GEORGE CARAM STEEH, District Judge.
This matter is before the Court on the Expedited Motion for Order (1) Authorizing Receiver to Sell Property of UFE Incorporated, Being All of Its Shareholder Interest in UFE Pte Ltd, a Singapore Company, (2) Approving and Confirming Sale of Property Free and Clear of Any and All Liens, Claims, Security Interests and Encumbrances of Any Kind or Type, and Transferring Them to the Net Proceeds of Sale, (3) for Waiver of Appraisals and Publication, and (4) Granting Related Relief (the "Motion"). A hearing was held on the Motion on December 16, 2010, after notice to all parties in interest. The Court has reviewed the Motion, and any objections thereto, and has heard the arguments of counsel relative to the relief requested. The Court finds that entry of this Order is in the best interests of the Receivership Estate, its creditors and other parties in interest, and finds good cause for entry of this Order.
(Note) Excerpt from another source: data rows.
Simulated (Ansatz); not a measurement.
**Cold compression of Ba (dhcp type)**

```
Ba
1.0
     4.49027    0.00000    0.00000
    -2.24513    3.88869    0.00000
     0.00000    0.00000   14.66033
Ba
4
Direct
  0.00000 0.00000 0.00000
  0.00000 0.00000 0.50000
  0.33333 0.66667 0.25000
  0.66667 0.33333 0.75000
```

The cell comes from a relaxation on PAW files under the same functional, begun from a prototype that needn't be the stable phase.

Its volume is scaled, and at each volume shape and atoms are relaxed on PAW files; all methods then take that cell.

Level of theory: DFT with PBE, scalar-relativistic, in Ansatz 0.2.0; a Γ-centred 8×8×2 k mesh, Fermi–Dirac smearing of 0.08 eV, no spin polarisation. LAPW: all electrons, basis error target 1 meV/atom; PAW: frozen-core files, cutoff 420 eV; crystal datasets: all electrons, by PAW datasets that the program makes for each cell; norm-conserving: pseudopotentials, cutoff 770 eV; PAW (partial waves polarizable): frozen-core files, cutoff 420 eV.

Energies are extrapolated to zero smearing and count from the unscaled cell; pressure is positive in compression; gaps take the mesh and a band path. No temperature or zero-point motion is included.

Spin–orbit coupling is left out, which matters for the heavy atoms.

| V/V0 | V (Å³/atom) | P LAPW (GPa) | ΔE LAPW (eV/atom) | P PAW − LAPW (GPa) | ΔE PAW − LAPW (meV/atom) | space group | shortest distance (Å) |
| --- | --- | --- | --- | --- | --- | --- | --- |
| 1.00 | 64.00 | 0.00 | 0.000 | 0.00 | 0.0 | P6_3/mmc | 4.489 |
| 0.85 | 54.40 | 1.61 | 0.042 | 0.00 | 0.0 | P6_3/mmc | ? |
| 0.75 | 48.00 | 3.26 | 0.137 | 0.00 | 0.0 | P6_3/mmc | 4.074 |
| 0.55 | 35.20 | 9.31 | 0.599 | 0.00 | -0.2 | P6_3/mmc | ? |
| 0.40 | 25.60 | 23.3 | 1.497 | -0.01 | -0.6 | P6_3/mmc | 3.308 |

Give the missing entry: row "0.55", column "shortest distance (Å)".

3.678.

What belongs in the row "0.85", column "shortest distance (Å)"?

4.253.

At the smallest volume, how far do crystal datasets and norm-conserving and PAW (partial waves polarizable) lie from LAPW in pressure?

IT IS HEREBY FOUND AND DETERMINED THAT:
A. Due, timely and appropriate notice of the Motion and an opportunity to object or be heard with respect to the Motion and the relief requested therein have been afforded to all interested persons and entities.
B. The Receiver has articulated good and sufficient reasons to support this Court's approval of the sale of the Sale Shares of UFE Pte Ltd pursuant to the Share Purchase Agreement dated November 24, 2010 (the "Purchase Agreement"), attached to the Motion as
C. The entry of this Order is in the best interests of the Receivership Estate, its creditors and other parties in interest.
D. The requirements of 28 USC §2001(b) and §2004 have been satisfied or waived by order of this Court.
NOW THEREFORE, IT IS HEREBY ORDERED, ADJUDGED AND DECREED THAT:
1. The Motion is granted approving the sale pursuant to the Purchase Agreement, as provided herein.
2. SCVP, LLC's ("SCVP") objection to the Motion is withdrawn and SCVP will, at Completion (closing), discharge its liens (the SCVP Lien, as defined in paragraph 7 below) in Singapore.
3. The Receiver is authorized to sell the Sale Shares on behalf of UFE Incorporated.
4. The Purchase Agreement, and the sale of the Sale Shares to Purchaser or Purchaser's nominee, are authorized, approved and confirmed in all respects.
5. The Receiver is authorized to execute and deliver any and all documents and instruments, including but not limited to the Purchase Agreement, transfer documents, and such other closing documents necessary or advisable, in the Receiver's sole discretion, to consummate the transactions contemplated under the Purchase Agreement.
6. The Receiver is authorized to sell the Sale Shares in accordance with the Purchase Agreement, free and clear of any and all liens, claims, security interests and encumbrances of any kind or type (collectively, the "Liens), which Liens shall be transferred and shall attach to the net proceeds of sale attributable to the Sale Shares, with the same validity and priority as existed prior to the sale of the Sale Shares.
7. The lien of SCVP, as agent for the Participants under the Subordinated Participation Agreement, on the assets of UFE Singapore (the "SCVP Lien") shall be transferred to $950,000 of the First Tranche of the sale proceeds, without further action by SCVP to perfect that transferred Lien, and without prejudice to all challenges to the SCVP Lien or defenses thereto. The $950,000 of the First Tranche sale proceeds shall be held in escrow by the Receiver (in a bank other than Comerica) as an independent escrow agent. The $950,000 will not be disbursed without further order of the Court. The SCVP Lien on the assets of UFE Singapore (except as transferred to the $950,000) is hereby terminated, extinguished and discharged.
8. All arguments of all parties as to their respective rights to the $950,000 are preserved.
9. The net proceeds from the sale of the Sale Shares, except for $950,000 as referenced in paragraph 7 above, shall be paid by the Receiver to Comerica at closing.
10. Comerica Bank has a first Lien on the Sale Shares and all Liens junior to the Comerica Bank lien on the Sale Shares are terminated, extinguished and discharged immediately upon entry of this Order, without regard to form or any compliance with recording requirements.
11. No person or entity shall have any redemption rights with respect to the sale of the Sale Shares, and the sale of the Sale Shares shall be final upon entry of this Order and the closing thereon.
12. This Order is without prejudice to all arguments of all parties in Case No. 2:10-cv-14572-PJD-MAR,
13. This Order shall be valid and binding on all parties in interest and fully effective and enforceable immediately upon entry.
14. This Court shall retain jurisdiction over any matter of dispute arising from or relating to the implementation of this Order.